If you were one of 4,300 at Plant Field on April 4, 1919, at what is now UT, you would have seen Babe Ruth, his mammoth swing, and maybe the farthest homer ever hit.

"They were just astonished by how far it went," said Babe Ruth scholar Jane Leavy.

Back in 1919, there was a racetrack near the Tampa Hotel with a ballfield in the middle.

"It went over the rail of the racetrack and just kept going," Leavy said of Ruth's legendary home run.

The right-fielder showed reporters where it landed. The Boston Globe then marched off 189 paces of slightly more than three feet. They called the homer a "boost" and said it was certainly more than 540 feet. Leavy says estimates range from 540 feet to 625 feet.

"Nobody had seen anything like this before," said Leavy. "Babe Ruth was inventing and announcing power baseball with that swing."
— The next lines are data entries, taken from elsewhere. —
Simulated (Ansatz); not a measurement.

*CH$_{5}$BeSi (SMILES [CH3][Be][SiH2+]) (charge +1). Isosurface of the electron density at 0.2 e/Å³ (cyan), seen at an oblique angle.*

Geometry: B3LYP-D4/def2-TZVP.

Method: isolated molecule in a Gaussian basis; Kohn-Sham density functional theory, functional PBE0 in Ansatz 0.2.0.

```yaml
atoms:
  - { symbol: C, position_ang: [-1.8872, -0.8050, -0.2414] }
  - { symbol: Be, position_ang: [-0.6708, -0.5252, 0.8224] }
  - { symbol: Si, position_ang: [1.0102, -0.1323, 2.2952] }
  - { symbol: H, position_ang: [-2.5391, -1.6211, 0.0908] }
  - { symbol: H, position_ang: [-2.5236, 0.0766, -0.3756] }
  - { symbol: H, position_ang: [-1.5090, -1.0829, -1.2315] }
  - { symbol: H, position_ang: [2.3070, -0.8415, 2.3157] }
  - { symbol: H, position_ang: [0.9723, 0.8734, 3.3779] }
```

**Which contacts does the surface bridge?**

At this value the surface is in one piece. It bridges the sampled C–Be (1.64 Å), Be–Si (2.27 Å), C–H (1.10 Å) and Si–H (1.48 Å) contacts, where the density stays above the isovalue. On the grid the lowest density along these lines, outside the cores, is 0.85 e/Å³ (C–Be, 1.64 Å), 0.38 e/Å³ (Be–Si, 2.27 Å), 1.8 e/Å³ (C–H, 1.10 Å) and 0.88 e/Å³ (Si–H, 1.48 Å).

Leavy says Ruth became symbolic of America itself.

"He basically invented what it was to be a modern celebrity. He was the epitome of Roaring '20s excess. He was America when America had all its clout and all its might," Leavy said.

He and other scholars believe the Babe's Tampa homer is the perfect mix of history and hype. Home run cataloger Bill Jenkinson suggests the ball went 552 feet.

That figure is quoted in other articles of the day.

University of Illinois professor Alan Nathan says under optimal conditions, but without wind, the farthest a big-league homer can go is just under 500 feet. That requires the ball to be hit at an exit velocity of 120 miles per hour. That figure is well beyond most recorded today.

"Given a dispute between science and mythology, I am going to take the science," said Nathan.

There are a few buts that help nurse the myth of the Bambino's Tampa homer. Batters of today use a 34-ounce bat. Ruth used a 50-ounce bat.

"He had a modern sense of biomechanics," offered Leavy. "He understood the principles of leverage and torque."

Also, the Department of the Interior shows the wind at about the time Ruth hit the blast was likely around 17 miles per hour. Jenkinson believes it was in a direction that would have helped extend Ruth's distance.

"Far be it from me to break people's myths about the game," Nathan added. "If that is what keeps them coming to the ballpark, by all means, keep coming to the ballpark."

The plaque was put up in 1981, setting in stone a homer whose myth was growing the moment it landed.

"Whether this is the longest homer he ever hit is not the important part," said UT curator Lindsay Huban. "What is important is that he hit a monster home run, that he did it here in Tampa, and that this is part of our history."

If you measure with lasers or footsteps, Leavy says the distance isn't as important as what the home run represents.

"When you can pinpoint it, then there's no room for imagination, for closing your eyes and trying to put yourself at that racetrack on April 4, 1919," Huban said.